The bone of contention is a modernisation plan that would increase the use of sub-contractors, split up the studios and build a hotel for visiting crews which management says will restore Cinecitta as an international hub.

The studio's 220 staff oppose th eplan which they say will sideline sound engineers, set builders and costume designers with decades of experience who have worked with the likes of Federico Fellini and Martin Scorsese.

"This is a piece of Italy that is falling apart. They're using the economic crisis for their own interests," said Roberto Casula, 53, a sound technician who has worked here for 28 years, as he sold T-shirts at the picket line.

The protesters, who have been living in tents outside the building for the past three weeks, say they will stay until management shelves the redevelopment scheme and trade union leaders are drumming up support among Italian politicians.

Work in the 40-hectare (99-acre) site meanwhile continues despite the protest.

Dozens of extras, dressed in rags, from the US TV series "The Borgias" starring Jeremy Irons could be seen munching down sandwiches and smoking in the shade during a pause in filming in one corner, next to a set of ancient Rome.

On another set, the street of an Italian town, crew members swarmed around cheering actors in a party scene for the popular soap opera "A Doctor in the Family" which has been filmed in Cinecitta for the past 14 years.

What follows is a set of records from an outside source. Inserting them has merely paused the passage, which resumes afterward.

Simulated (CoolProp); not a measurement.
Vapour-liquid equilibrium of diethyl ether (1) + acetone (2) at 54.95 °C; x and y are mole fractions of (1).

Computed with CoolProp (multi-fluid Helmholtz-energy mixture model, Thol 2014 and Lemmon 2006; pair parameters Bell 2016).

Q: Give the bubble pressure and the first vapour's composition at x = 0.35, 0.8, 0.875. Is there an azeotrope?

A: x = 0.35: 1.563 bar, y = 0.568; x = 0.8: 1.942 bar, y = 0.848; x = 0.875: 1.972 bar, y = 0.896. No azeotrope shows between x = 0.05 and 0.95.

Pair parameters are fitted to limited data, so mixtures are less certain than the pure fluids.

Cinecitta was built in 1937 on the orders of fascist dictator Benito Mussolini to rival the big Hollywood studios of the day and reached its golden age in the 1960s and 1970s with blockbusters like Ben Hur and Cleopatra.

The area has retained much of its original appearance and traditional artisanal methods, which managers say are becoming increasingly outdated.

The cinema and television work for the studios has plunged in recent years.

Set builder Francesco Mancini, 49, started out in 1984 working with Fellini as one of a team of 45 people. Now he is one of six and is called to do jobs such as shopping malls and theme parks that have nothing to do with cinema.

"I trained with someone who was older than me but now there is no one who will follow me. There's no one else who will do this work," Mancini said.

He said his bosses want to focus on the non-film work and are planning to move him to another town outside Rome with little in the way of job security.

"Cinecitta should pursue its vocation. We think they are just trying to kick us out," said Mancini, who earns around 1,100 euros ($1,340) a month.

The head of Cinecitta Studios, Luigi Abete, who is also the chairman of BNL bank, has responded to the criticism in recent days saying the claims being made by trade unions about his modernisation plan are "absolutely false."

"In order to be on the market and attract international productions, we have to expand our services like other studios," said Abete, who bought the studios when they were privatised in the 1990s and opened an on-site museum last year.

"Either we keep up with the outside world or we entrench ourselves in a world while everything outside changes and we really risk shutting down.

"The position of the unions is absurd, it shows backwardness," he said.

But the protesters fear that under the banner of change the studios will be turned into little more than a tourist attraction while key aspects of production will be handled by external companies with little or no experience.

The Italian film directors' association has sent an open letter to President Giorgio Napolitano signed by top international directors in which it praises "the extraordinary professionalism" of the traditional set artisans.

It said the new plan would "cementify" Cinecitta and dismantle its cinematographic soul and asked the Italy's government to intervene and ensure that Cinecitta "becomes once again a reference point for world cinema."

Roberto Cappannelli, a 47-year-old sound engineer who joined in 1988 after graduating from the Istituto Rossellini film school in Rome, said he felt "an incredible emotion" when he entered the studio gates for the first time.

"It's like a family here. I've grown up in these studios," he said.

"We're defending our jobs but we're also defending a piece of Italian heritage. We need to save it for Italy and for cinema lovers around the world."